Swin-Transformer
Swin-Transformer copied to clipboard
Cannot Reproduce Swin Small Results ( Only achieves 82.9 top 1)
Hi @zeliu98
Thanks for this great work. I am trying to reproduce the results reported in the paper for Swin Small architecture using the exact same hyper-parameters as published in config files. Specifically, I am using 8 V100 GPUs ( which I suppose is same used in the paper) by running the following command line:
python -m torch.distributed.launch --nproc_per_node 8 --master_port 12345 main.py \
--cfg configs/swin_small_patch4_window7_224.yaml --data-path <imagenet-path> --batch-size 128
But the best top 1 accuracy I can get is 82.976 which falls short of the reported 83.2. Also I have attached the log for the best training run in case it can be useful.
log_rank0.txt
How can we achieve the accuracy of 83.2 ?
I really appreciate your response as it has taken me a lot of time to reproduce your results and cannot achieve it in anyways.
For the record, I am not the official authors of Swin-transformer. To my personal experience, most of deep learning models are hard to reproduce the same results as their paper reported. The reason is the random seed, which influence many aspects of a model. For example, parameter initialization. And it is somehow very difficult to reproduce same results even the random seed is fixed, as your framework (e.g., pytorch) may suffer from randomness where parallelization are employed. For more information about reproducibility, you may want to search the google. For your problem, my advice is fix the random seed to the same as the author used in their experiments.
In this setup, we are using the exact same seeds as set by the authors here. So why can't we achieve anything close to 83.20 as claimed in the paper ? we are also using same hardware setup.

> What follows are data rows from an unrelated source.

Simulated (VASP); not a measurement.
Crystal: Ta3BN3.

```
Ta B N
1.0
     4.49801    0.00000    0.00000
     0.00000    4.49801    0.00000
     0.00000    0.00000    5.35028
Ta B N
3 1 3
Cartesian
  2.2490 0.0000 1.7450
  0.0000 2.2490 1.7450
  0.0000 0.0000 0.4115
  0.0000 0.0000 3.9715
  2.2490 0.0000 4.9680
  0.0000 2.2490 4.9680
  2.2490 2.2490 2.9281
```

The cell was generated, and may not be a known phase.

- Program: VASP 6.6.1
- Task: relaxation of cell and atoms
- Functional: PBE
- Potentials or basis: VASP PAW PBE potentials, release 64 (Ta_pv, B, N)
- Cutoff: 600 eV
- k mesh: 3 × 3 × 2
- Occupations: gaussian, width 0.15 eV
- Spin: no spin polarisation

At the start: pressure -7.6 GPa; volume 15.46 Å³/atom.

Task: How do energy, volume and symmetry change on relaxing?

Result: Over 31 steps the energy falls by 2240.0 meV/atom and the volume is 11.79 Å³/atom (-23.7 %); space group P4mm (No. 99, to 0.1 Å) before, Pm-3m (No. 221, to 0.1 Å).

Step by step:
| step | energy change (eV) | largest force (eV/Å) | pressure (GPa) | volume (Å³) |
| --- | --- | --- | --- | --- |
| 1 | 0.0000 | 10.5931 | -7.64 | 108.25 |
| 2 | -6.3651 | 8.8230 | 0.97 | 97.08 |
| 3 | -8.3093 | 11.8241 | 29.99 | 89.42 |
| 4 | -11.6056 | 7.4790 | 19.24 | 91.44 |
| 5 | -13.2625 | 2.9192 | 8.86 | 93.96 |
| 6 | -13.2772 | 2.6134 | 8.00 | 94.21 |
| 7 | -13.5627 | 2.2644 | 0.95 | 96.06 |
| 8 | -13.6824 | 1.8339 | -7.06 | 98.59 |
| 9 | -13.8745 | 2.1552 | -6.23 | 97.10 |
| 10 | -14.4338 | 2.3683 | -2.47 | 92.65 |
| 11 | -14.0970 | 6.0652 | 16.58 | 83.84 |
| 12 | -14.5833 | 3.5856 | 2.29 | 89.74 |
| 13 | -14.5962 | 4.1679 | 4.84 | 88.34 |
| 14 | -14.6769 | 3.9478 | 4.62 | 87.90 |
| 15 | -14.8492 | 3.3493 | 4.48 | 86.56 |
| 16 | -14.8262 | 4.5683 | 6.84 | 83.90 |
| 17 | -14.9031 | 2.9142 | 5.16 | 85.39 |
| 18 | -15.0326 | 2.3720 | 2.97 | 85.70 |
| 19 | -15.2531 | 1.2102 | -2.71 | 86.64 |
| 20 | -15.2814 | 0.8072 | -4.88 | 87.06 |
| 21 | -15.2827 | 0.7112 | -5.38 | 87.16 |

On ImageNet, even small percentage matters. That's how a new SOTA is claimed. I hope @zeliu98 and other authors can look into this. I am strictly following their config and recommended seed so reproducible results should be possible.
Adding others for visibility @ancientmooner @caoyue10
Which subset did you choose to evaluate on? test or val set? I cannot find any ground truth of test set.